Artfire Artisan Spotlight: Nancy Rodriguez, Urbanpuppy
Posted by pauljvguillaume on 08/08/2011 at 08:57:58
Please start by telling us a little about yourself and your studio.
I was raised in Tucson and have very strong ties to this community. My mom and dad came to Tucson when it was still a very small town. My sibs and I grew up riding horses, swimming for our neighborhood swim team in the summer, and having the freedom living in a (then) small town offers. Much of my metalwork reflects the southwest I love so much.

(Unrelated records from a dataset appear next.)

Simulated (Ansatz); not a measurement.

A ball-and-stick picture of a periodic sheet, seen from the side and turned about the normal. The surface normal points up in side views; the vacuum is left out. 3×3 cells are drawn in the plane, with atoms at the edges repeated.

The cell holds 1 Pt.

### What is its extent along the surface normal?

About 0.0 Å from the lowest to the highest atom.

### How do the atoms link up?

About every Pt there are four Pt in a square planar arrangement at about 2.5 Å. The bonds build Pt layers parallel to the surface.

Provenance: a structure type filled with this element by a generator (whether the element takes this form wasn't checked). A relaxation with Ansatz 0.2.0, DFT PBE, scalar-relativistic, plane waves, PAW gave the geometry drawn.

Urban Puppy began as an offshoot of my metalsmithing hobby several years ago, when I was managing the dog training facility at the local Humane Society. There was a small retail store in the building that sold the standard aluminum machine-engraved tags to new pet parents. The tags served a purpose, but had no personality and they wore out quickly. I thought that I could do better by designing a few copper and silver tags. I made a few for friends and family, and the rest is history. Over the years my line of handmade tags has evolved into about 40 designs that folks are very receptive to. Many of the designs began as ideas suggested by friends and the volunteers at the Humane Society.
What role does your family play in your art?
The encouragement of my family is what has allowed me to make the transition from weekend hobbyist to working full-time in the Urban Puppy studio. In addition, they help in a more tangible way during busy times, often turning our family room into a packaging and shipping assembly line.
Aside from my two adult kids and my lovely husband David, I find lots of inspiration in our "furkids" who, on any given day, are either sprawled out on beds in my studio while I work, or are creating a "situation" in another area of the house. We have two cats, Daisy and Mudge, and our dog Rico, whose smiling face you see in my shop. They are all former animal shelter inmates and the inspiration for my more humorous pet tags.
Where did you learn your medium?
In high school I felt at home in the art classroom. From the beginning I had a wonderful art teacher who understood why the art room was a place of sanctuary for certain kids, and she encouraged her students to spend more than just classroom time there. A consistent group of us came in early before school in the morning and returned after school had let out. She let us take our learning as far as we desired, and in my case, silver and other metals were my passion. I found a sense of community in that classroom, made some longtime friends, and also learned a great deal about metals and their behavior.
What is the best piece of advice you can give other artists?
Believe in yourself. There are a lot of talented folks out there who are hesitant when it comes to selling their work. Here's how I look at it: If you wake up in the morning looking forward to getting your hands dirty creating something, go for it. Even if you're not sure where you're going with it, don't be afraid to get in and get started. You might not end up where you had originally thought you would, but the path you choose and the direction you take while you're on it is completely up to you. And the best part of this journey is that if you're passionate about creating it, someone out there will be passionate about owning it.
Why do you think that buying and selling handmade products benefits society?
I believe that the real benefit of buying a handmade product is that each and every item is unique. When you purchase something handmade, you will receive something that can never be reproduced exactly. That piece of metal, painting, woven piece or glass object is truly one of a kind.
And to the artist, it's very personal: each handmade item is a little piece of themselves that is created individually, and then sent off to be enjoyed by someone else. After all this time it still surprises me that something I've created with my hands can cause such a positive reaction in the person who receives it. In the big picture, this might be a small benefit, but to the artist and to that customer, it's huge.